GPflow / GPflowOpt

Bayesian Optimization using GPflow
Apache License 2.0
270 stars 61 forks source link

Batch Optimization #71

Open nrontsis opened 7 years ago

nrontsis commented 7 years ago

Hi,

I am really interested in the project and, since I am working on Batch Bayesian Optimisation, I would be keen on extending GPflowOpt for it.

Would you be interested in discussion and pull requests for this topic?

Thanks!

Nikitas

gpfins commented 7 years ago

We have been talking about batch optimization internally and think it would certainly be interesting to have (although not for the first version) and of course you are welcome to participate. Did you have any specific acquisition function in mind?

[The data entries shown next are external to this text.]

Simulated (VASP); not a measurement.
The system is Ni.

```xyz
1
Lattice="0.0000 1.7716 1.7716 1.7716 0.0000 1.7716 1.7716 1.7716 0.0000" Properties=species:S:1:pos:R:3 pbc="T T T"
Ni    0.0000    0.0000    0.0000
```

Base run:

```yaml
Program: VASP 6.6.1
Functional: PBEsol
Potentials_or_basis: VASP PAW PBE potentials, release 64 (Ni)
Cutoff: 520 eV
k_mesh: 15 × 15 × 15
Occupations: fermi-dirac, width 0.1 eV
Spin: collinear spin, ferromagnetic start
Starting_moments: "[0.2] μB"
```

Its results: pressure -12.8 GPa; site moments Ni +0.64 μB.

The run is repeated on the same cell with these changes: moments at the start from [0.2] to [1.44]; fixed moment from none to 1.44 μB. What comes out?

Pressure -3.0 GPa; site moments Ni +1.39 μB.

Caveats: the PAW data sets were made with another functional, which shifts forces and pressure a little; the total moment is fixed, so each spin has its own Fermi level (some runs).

javdrher commented 7 years ago

Hi @nrontsis thank you for your interest in GPflowOpt!

Batch optimization is definitely on our list. In fact, I have some local code and some preliminary tests on it but it is not suited for a PR at all, furthermore I wasn't entirely sure if the things I did were all the right choices so I would be very interested to get a discussion going and work towards extending the framework. If you are willing to contribute thats great. Depending on the outcome of the discussion, the code could be used as a starting point if we decide that is the right way to go. If it is ok for you, I'll initiate the discussion but feel free to steer the discussion in the right direction.

A fundamental philosophy for GPflowOpt is that we want to provide a framework to allow easy implementation of BO strategies, rather than implementing a broad range of algorithms. When it comes to batch optimization it seems that there is a fundamental split between algorithms selecting a batch of N points sequentially (e.g. LP) or optimize the entire batch at once (e.g., q-KG, batch PES etc). Both approaches have quite different requirements in terms of implementation, so I have been in doubt what would be the best road for GPflowOpt. The latter seems more optimal but I don't know how feasible the optimization is as the optimization of the acquisition function can become high-dimensional. I would be very interested to hear your thoughts on this matter.

nrontsis commented 7 years ago

Thanks @nknudde @javdrher for the quick replies!

I believe that both approaches can be easily incorporated in the current framework.

Sequential optimisation is generally easier and that would be the vanilla choice for the practitioner. Moreover the ideas of, e.g. qEI-CL or LP can be applied to any acquisition function, allowing for a general solution. As a result we can start implementing sequential optimisation first and then move to the ''true'' batch case which has the challenges @javdrher mentioned (e.g. hard to optimise etc).

But either way, the first step would be to extend the framework to consider the acquisition function f(X) to be multipoint, i.e. accept multiple points at the same time. I think this is easy and would require minimal, clean changes.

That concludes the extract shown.